Monitor and troubleshoot Consul with Prometheus

In this article, you’ll learn how to monitor Consul by HashiCorp with Prometheus. Also, troubleshoot Consul control plane with Prometheus from scratch, following Consul’s docs monitoring recommendations. Also, you’ll find out how to troubleshoot the most common Consul issues.

How to install Consul in Kubernetes

Installing Consul in Kubernetes is straightforward: just take a look at the Consul documentation page and follow the instructions. We recommend using the Helm chart, since it’s the easier way of deploying applications in Kubernetes.

How to configure Consul to expose Prometheus metrics

Consul automatically exports metrics in the Prometheus format. You just need to activate these options in the global.metrics configurations. If you’re using Helm, you can do it with:

--set 'global.metrics.enabled=true'
--set 'global.metrics.enableAgentMetrics=true'

Also, you’ll need to enable the telemetry.disable_hostname for both the Consul Server and Client so the metrics don’t contain the name of the instances.

--set 'server.extraConfig="{"telemetry": {"disable_hostname": true}}"'
--set 'client.extraConfig="{"telemetry": {"disable_hostname": true}}"'

Monitor Consul with Prometheus: Overall status

Autopilot

First, you can check the overall health of the Consul server using the Autopilot metric (consul_autopilot_healthy). If all servers are healthy, this will return 1 – and 0 otherwise. All non-leader servers will report NaN.

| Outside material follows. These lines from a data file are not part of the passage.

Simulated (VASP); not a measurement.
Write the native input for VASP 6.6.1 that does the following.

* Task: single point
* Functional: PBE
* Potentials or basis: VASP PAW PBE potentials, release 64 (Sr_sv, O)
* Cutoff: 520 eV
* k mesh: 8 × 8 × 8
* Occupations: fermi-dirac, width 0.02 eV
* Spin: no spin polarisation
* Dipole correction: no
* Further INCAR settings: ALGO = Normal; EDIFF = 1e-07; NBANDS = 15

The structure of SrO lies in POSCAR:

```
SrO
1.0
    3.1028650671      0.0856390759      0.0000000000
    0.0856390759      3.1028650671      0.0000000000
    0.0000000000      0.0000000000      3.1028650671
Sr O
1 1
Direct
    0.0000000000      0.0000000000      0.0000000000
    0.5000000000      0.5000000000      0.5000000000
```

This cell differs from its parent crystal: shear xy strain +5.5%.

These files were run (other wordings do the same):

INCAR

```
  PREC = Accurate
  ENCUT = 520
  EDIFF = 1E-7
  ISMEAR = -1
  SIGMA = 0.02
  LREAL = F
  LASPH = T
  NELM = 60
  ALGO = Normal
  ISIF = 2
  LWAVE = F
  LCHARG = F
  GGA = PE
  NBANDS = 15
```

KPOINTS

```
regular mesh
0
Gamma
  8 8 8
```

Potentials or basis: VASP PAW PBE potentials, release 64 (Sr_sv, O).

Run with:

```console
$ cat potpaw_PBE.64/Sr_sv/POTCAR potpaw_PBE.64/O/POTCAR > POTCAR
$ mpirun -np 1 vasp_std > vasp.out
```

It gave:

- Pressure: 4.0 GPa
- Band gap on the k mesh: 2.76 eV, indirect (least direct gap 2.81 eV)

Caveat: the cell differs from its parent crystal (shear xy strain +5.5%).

You could add this PromQL query to your dashboard to check the overall status of the Consul server:

min(consul_autopilot_healthy)

Adding these thresholds:

1: “Healthy”
0: “Unhealthy”

To trigger an alert when one or many Consul servers in the cluster are unhealthy, you can simply use this PromQL:

consul_autopilot_healthy == 0

Want to dig deeper into PromQL? Read our getting started with PromQL guide to learn how Prometheus stores data, and how to use PromQL functions and operators.

Leadership changes

Consul deploys several instances of the control-plane controllers to ensure high availability. However, only one of them is the leader and the rest are for contingency. A Consul cluster should always have a stable leader. If it’s not stable, due to frequent elections or leadership changes, you could be facing network issues between the Consul servers.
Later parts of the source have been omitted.